Just Dial was another hot stock. The local search engine saw a lot of buying interest in 2017, including from FPIs. In late January, Indus Fund of Mauritius sold heavily. The 1-year return is minus 15 per cent. Nilkamal, maker of moulded plastic furniture, was another fund favourite. The 1-year return is minus 
9.6 per cent. 

It is not all bad news Brigade Enterprises, the real estate developer from Bengaluru, saw 65 per cent capital appreciation in the last year. Apar Industries, manufacturer of engineering products, has seen appreciation of about 5 per cent in the last year. Srikalahasti Pipes is up about 9.5 per cent. Ashoka Buildcon has capital appreciation of 25 per cent. Tamil Nadu Newsprint has a return of 5 per cent in the last year. 
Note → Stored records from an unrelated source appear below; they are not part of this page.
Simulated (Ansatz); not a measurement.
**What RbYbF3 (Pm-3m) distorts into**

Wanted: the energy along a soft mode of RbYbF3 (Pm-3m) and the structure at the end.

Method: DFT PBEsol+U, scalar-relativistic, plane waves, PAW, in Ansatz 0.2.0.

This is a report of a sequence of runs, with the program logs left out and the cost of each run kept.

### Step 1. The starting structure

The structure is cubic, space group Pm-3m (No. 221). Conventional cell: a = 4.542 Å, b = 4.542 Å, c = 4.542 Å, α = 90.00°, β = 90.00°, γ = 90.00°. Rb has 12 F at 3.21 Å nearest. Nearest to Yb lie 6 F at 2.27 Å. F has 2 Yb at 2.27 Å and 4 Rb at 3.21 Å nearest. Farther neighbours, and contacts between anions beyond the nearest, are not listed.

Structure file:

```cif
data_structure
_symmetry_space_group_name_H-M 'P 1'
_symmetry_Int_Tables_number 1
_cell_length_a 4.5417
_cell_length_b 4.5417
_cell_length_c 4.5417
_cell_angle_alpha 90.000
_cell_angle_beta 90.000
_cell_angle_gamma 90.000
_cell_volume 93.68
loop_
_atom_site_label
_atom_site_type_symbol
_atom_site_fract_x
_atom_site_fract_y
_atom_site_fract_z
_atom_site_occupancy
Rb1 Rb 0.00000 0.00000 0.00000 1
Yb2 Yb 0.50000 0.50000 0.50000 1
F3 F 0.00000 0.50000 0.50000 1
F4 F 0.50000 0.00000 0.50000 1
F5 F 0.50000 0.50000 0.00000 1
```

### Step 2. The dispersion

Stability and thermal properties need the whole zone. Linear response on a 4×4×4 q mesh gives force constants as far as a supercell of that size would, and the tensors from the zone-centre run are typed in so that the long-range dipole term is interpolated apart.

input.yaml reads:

Taking the top ten of the most bought holdings, three stocks have seen capital losses, two have beaten the benchmark index return and five have yielded single-digit positive returns. An unweighted average return would be around 8.3 per cent. The two outperformers are Ashoka Buildcon, which is a construction and project engineering firm, and Brigade Enterprises.

The share price moves suggest probable reduction of exposures to such stocks when the funds release their March 2018 portfolios. It also suggests that the strategy of mimicking fund portfolios might not be very useful for the direct equity investor.